Date of Award


Document Type


Degree Name

Doctor of Philosophy (PhD)


Educational Leadership

Committee Chair/Advisor

Dr. Hans Klar

Committee Member

Dr. Lee D'Andrea

Committee Member

Dr. Barbara Nesbitt

Committee Member

Dr. Noelle Paufler


In this dissertation, I report the findings of a mixed-methods study I conducted in the state of South Carolina with secondary principals (middle and high school). The purpose of this two-phase, sequential mixed methods study was to examine the perceptions of secondary principals regarding the effectiveness of the Program of Alternative Certification for Educators (PACE), South Carolina’s state supported alternative certification program. In the first phase, I used quantitative survey research to understand secondary principals’ perceptions of the PACE. In the second phase, I identified eight secondary school principals who had experience hiring PACE certitifed teachers and conducted semi-structured interviews with them to explore their experiences regarding the effectiveness of the PACE program. Specifically, I analyzed three aspects of the PACE program that have been shown throughout literature as vital to alternative certification program effectiveness: 1) the recruitment and selection of PACE certified teachers; 2) the preparation of PACE certified teachers; 3) and the mentoring and support of PACE certified teachers.

Survey and interview results revealed that principals perceived the PACE Program to be effective in the recruitment and selection of PACE certified teachers. Principals perceived the program to be effective in recruiting a diverse pool of candidates, attracting candidates who can teach in critical needs subject areas such as business and STEM backgrounds, and attracting candidates who possess relevant job and life experiences. They also believed the PACE program had robust entry requirements for prospective candidates. Principals expressed concerns that a hiring bias exists towards these prospective PACE candidates as principals are reluctant to hire PACE certified teachers.

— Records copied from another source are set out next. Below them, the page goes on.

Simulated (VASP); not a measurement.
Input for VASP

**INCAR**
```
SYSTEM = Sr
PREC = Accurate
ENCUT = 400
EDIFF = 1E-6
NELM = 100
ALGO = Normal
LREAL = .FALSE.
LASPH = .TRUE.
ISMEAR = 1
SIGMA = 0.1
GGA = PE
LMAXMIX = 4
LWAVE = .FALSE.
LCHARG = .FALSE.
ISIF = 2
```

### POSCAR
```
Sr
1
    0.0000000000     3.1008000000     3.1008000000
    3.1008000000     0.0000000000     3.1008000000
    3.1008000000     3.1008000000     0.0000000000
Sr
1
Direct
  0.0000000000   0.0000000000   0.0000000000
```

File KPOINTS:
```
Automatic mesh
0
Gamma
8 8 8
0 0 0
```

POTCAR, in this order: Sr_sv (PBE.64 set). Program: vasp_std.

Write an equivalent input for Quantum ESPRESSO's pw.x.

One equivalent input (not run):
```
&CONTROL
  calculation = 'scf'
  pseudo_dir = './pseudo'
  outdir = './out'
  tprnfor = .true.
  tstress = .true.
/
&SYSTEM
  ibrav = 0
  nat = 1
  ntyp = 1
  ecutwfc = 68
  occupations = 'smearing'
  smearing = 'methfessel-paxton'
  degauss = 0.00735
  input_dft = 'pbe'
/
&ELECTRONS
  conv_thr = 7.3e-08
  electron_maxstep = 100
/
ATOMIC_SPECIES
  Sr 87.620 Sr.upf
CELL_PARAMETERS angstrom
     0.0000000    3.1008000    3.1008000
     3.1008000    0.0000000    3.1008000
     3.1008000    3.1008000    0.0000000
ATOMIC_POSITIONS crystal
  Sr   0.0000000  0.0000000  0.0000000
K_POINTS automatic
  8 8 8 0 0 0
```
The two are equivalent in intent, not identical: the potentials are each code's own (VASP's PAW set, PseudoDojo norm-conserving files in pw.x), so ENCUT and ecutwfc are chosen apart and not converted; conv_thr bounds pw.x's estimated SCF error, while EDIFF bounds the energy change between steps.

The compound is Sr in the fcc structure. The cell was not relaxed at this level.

Regarding the preparation of PACE certified teachers, principals perceived these teachers to possess strong content knowledge but expressed concerns related to pedagogical weaknesses (especially classroom management) and a lack of student teaching experiences. Moreover, principals believed that PACE certified teachers seemed overwhelmed with the nature of teaching and that these teachers seemed to struggle with educational language and terminology as they come from fields outside of education. Regarding the mentoring and support of PACE certified teachers, principals believed that the program needed more support from PACE decision-makers as most of the responsibility for supporting these teachers rests with school and district leaders. However, principals did acknowledge that PACE certified teachers are provided with high quality mentors and receive targeted support for their specific needs.

Findings of my dissertation are significant as my research suggests that a hiring bias exists towards PACE certified teachers and is attributed to the following factors: poor articulation and communication from PACE decision-makers regarding the entry requirements for prospective PACE candidates; lack of student teaching opportunities; and pedagogical concerns towards PACE certified teachers. Moreover, principals argued that these three areas should be focal points of improvement for PACE decision-makers. Furthermore, my research provides recommendations for practice which were based on perceived areas for improvement in the PACE Program. These three areas for improvement included providing a paid internship with a veteran teacher prior to entering the PACE Program, encouraging prospective PACE candidates to serve in some type of educational role in the school prior to entering PACE (substitute, teacher aid, coach), and reinstating the two-year work experience requirement for prospective PACE candidates.